‘Essays exploring the lives and contributions to society of notable figures in Liverpool Unitarian history’
Edited by Daphne Roberts and David Steers. 2014. The Merseyside and District Missionary Association. 128 pages. 52 black and white photographs. Paperback. ISBN 978-0-9929031-0-7. Cover price is £10 although not available in retail outlets. Concessionary price to LHS members £8: contact Philip Waldron, Minister of Ullet Road Unitarian Church on 07828 883484 or firstname.lastname@example.org. Postage is £2.20.
‘The Unitarian churches on Merseyside have an unbroken history that stretches back over four hundred years. In that time they have included in their number many people who have made remarkable contributions to the life of Liverpool….whether in industry and commerce, in education and the arts or in responding to the needs of society, particularly the poor and marginalised.’

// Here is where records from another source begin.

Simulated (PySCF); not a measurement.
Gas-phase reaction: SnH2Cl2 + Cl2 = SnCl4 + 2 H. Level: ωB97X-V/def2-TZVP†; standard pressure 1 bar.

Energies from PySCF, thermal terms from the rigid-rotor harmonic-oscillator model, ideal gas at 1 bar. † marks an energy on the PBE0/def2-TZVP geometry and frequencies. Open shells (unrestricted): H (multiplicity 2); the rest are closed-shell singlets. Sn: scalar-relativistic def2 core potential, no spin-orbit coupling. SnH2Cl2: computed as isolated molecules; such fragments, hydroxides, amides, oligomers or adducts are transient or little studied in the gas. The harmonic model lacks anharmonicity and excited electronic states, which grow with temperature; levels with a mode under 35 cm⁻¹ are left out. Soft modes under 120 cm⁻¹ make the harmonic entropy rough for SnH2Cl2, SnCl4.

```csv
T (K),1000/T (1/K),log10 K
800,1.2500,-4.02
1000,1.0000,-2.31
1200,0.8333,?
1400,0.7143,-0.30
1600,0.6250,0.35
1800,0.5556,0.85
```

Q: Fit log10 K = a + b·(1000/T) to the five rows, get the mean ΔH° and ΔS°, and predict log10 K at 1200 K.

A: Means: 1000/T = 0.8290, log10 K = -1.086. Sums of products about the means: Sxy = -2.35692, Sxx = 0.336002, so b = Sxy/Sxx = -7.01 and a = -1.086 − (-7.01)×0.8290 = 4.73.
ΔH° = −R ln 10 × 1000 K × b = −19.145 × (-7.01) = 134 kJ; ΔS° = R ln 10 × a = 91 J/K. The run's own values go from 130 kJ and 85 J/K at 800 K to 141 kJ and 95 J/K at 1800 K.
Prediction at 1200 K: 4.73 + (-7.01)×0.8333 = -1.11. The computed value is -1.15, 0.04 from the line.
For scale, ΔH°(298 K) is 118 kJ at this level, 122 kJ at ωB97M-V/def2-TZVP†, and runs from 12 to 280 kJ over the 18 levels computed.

So the cover of this recent book proclaims about the mark left on history by some notable Liverpool Unitarians. The evidence for this becomes clear when one reads the personal backgrounds and achievements of the subjects featured. Of the 17 essays, 13 are brief biographies of dissenters with Liverpool connections, from the truly local William Roscoe, Charles Pierre Melly, Sir Henry Tate, and Sir John Brunner, to the transient but still influential Noah Jones, John Johns, and William Channing. Two families who contributed commercially and philanthropically on a dynastic scale are also discussed: the Rathbones and the Holts. The role of the Ancient Chapel of Toxteth in the foundation and growth of local Unitarianism is highlighted by Bernard Cliffe, its caretaker. He also concludes the collection with some interesting examples from its Visitors’ Book.
The legitimacy of this collection derives from the fact that all nine contributors are active Unitarians; several of whom are, or have been ministers and pastoral activists. They describe these outstanding achievers from an informed perspective of religious faith and moral values. For example, the Unitarian emphasis on universal education and its support for liberalism and political radicalism derive from spiritual principle. David Steers in his essay on William Roscoe, quotes from his subject’s House of Commons speech condemning slavery to a very hostile reception: “…and I consider it the greatest happiness of my life to lift up my voice on this occasion against it, with the friends of justice and humanity.”
This collection does not attempt to chart the history of Liverpool Unitarianism, nor to analyse it as a movement. What it faithfully reveals is the historic debt that Liverpool owes to individuals inspired by their faith to improve the conditions and prospects of its poorest inhabitants. Unitarians were placed apart from the religious and political establishment of the Liverpool of their day. Despite this disadvantage, they set a moral example to these elites, often anonymously, in ‘making a difference’ to its communities’ lives.’